The View of Existentialism
There is another philosophy called existentialism, whose outlook of the world and man is the same as the materialist world-view. The existentialists have a plan and a theory which tries to solve the deficiency of Marxism, namely, the question of human values.
Since in Marxism the questions of humanity and human values and ideas such as peace and justice and ethical norms are considered worthless, idealistic chimeras, existentialists clung to the question of human values in order to provide man with a source of inclination, not just a source of thought but something which would be attractive enough to draw man towards itself, something which would provide exalted goals besides material ends. That is why they emphasize human values and what is called man's 'humanity'.
One may ask: you who say that the world is a mass of matter and physical action and reaction, and that totality of being is confined to matter, then what are these 'human values' in a universe of matter? Where do they come from?

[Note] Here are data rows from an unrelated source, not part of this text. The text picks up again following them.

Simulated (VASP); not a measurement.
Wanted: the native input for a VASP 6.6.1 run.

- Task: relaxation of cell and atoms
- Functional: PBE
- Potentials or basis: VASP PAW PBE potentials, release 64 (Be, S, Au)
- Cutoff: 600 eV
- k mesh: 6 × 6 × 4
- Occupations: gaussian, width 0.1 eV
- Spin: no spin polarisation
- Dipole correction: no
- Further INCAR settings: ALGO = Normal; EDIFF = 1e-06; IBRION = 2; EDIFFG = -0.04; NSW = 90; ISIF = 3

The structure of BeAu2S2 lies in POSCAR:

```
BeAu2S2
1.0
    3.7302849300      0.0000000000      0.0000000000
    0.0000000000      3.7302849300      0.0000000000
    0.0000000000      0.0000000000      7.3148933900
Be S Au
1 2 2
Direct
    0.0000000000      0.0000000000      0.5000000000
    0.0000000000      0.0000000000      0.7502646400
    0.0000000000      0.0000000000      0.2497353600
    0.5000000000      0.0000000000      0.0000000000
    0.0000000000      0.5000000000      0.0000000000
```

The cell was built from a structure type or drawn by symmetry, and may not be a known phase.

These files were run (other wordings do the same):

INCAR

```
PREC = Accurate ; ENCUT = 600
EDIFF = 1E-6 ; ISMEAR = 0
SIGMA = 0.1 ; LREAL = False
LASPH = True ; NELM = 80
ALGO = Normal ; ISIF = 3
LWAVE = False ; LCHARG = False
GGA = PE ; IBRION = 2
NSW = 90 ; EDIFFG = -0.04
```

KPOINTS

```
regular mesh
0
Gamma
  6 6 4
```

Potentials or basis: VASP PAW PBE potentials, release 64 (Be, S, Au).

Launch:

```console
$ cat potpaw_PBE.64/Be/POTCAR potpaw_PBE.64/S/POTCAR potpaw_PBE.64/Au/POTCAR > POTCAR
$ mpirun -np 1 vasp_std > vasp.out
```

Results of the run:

Let us now talk of man. According to this view, man has no reality except his body. Matter constitutes his entire being. What may be related to this material composition is profit, which is something real. If I am totally a material entity, and nothing but matter exists in me, then in my relation with the external world, too, nothing but matter can interfere, and I must seek something which has material objectivity. For me, food, clothes, sexual relations and housing are objective matters. What, then, are the human values and the value of self-sacrifice which man senses within his being? They answer that they do not exist; however, man by his will can create values. Values do not have an objective existence; there is no such thing as 'value' in the external world that man can attain, they say.
Then, this question crops up: what is the destination of this mass of matter? It can only move from one point in space to another; reaching a destination which lacks a material or physical existence is meaningless. They say that values have no objective reality, but we give them 'value' by creating them.
This is one of the most comical and stupid remarks ever made. They should be asked: what do you mean by your claim that you 'create' values, and 'give' value to an act, to friendship, to generosity, to sacrifice, and to service (which according to you have no value in their own nature, since value has no meaning in the world of matter.)? Do you then mean that you can really give value to an objective existence? It is like saying to this steel microphone: "O microphone, I will give you the value of gold." Does it become gold with my saying so? Iron is iron. Or if I say: "O piece of wood, I grant you the quality of silver." If I keep on saying so to the end of time, it will not become silver. Wood is wood. Its reality cannot be changed, and man is unable to change it.
Therefore, granting value by creating it in the sense of giving objective reality has no meaning. What has meaning is giving an arbitrary, suppositional reality. What does this mean? It means, supposing something to be what it is not. Such arbitrary and conventional notions are useful only as means. FoE example, a non-Iranian visits our country, and we can grant him Iranian citizenship and an Iranian identity card, on the basis of which he becomes an Iranian national and can benefit from all the privileges and rights which an Iranian enjoys. The value of this conventional act is a means to something which may have an objective significance. This is like saying that a man or woman may want his or her spouse to be handsome.
If the spouse happens to be ugly, and if the other says,"I grant you the hypothetical credit of being handsome," and then begins admiring the spouse for his or her hand someness, it is meaningless. This is the cult of idolatry, creating idols and then worshipping them. The Quran says: " O man, how can you make a goal out of something that you have yourself created, and make an idol of something that you have yourself hewed? "
The goal must possess a reality beyond imagination and assumption. One cannot assume something for himself as a goal, and then think it to be real. The value of an assumed thing is only within the limit of its being a means and a tool. Therefore, it is an illusion to say that man creates his own values. It is here that Islam asserts the existence of its absolutely coherent ideology.